CHINA is not ranked among the top mergers and acquisitions (M&A) investment destinations for FTSE 100 companies over the past decade, according to research out today from international law firm Freshfields.
Of the £391.5bn of total M&A investment by FTSE 100 companies between 2003 and 2013, the top 10 countries attracted over 81 per cent of the investment, with China failing to rank among them with just one per cent of the FTSE 100’s total investment (£4.8bn over 111 deals).
On the lack of M&A activity in China, Freshfields India Group chairman Pratap Amin said: “Growth in China has been largely organic over the past decade and many international companies have gained a foothold in the region by pursuing joint venture models rather than outright acquisitions.”
The energy sector has been the most active M&A sector, with almost a third of all investment – £122bn across 472 deals – while the financial sector accounted for a fifth of the total investment – £69.8bn across 358 deals.
Freshfields global head of corporate Edward Braham said: “The FTSE 100 have continued to globalise their businesses over the last 10 years. For several companies, only a relatively small proportion of their global turnover and operations are now in Britain.”
Of emerging markets India has continued to be the frontrunner for the FTSE 100’s M&A investment, attracting 4.8 per cent of total investment.
“India has been more open to international investment in a range of sectors over the past decade, particularly those that are capital-intensive and have needed international expertise,” said Amin.
“British companies have been keen to capitalise on the opportunity and make the most of established historical, cultural and diplomatic ties.”

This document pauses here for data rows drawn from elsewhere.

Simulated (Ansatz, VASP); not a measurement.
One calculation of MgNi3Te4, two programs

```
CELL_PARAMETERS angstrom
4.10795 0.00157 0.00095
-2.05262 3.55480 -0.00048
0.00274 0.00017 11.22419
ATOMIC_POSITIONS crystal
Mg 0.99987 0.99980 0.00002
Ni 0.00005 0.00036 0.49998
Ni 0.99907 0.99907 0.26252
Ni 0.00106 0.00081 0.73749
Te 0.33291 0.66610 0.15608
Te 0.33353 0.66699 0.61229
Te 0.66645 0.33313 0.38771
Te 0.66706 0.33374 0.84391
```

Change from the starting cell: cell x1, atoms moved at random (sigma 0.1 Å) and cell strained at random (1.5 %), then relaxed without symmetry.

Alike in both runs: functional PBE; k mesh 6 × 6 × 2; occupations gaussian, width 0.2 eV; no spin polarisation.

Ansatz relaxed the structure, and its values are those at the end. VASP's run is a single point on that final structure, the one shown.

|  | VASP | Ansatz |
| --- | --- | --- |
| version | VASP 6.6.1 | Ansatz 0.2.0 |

While investment levels are recovering from their declines during the financial crisis, Freshfields said that firms are still favouring cash reserves as defensive buffers over pursuing takeovers and mergers.
“Despite a few notable mega-deals, we are yet to see M&A levels recovering to historic norms. There seems to be more confidence in the boardroom and Britain’s largest companies are continuing to look for growth in developing markets, particularly in Asia and Africa,” said Braham.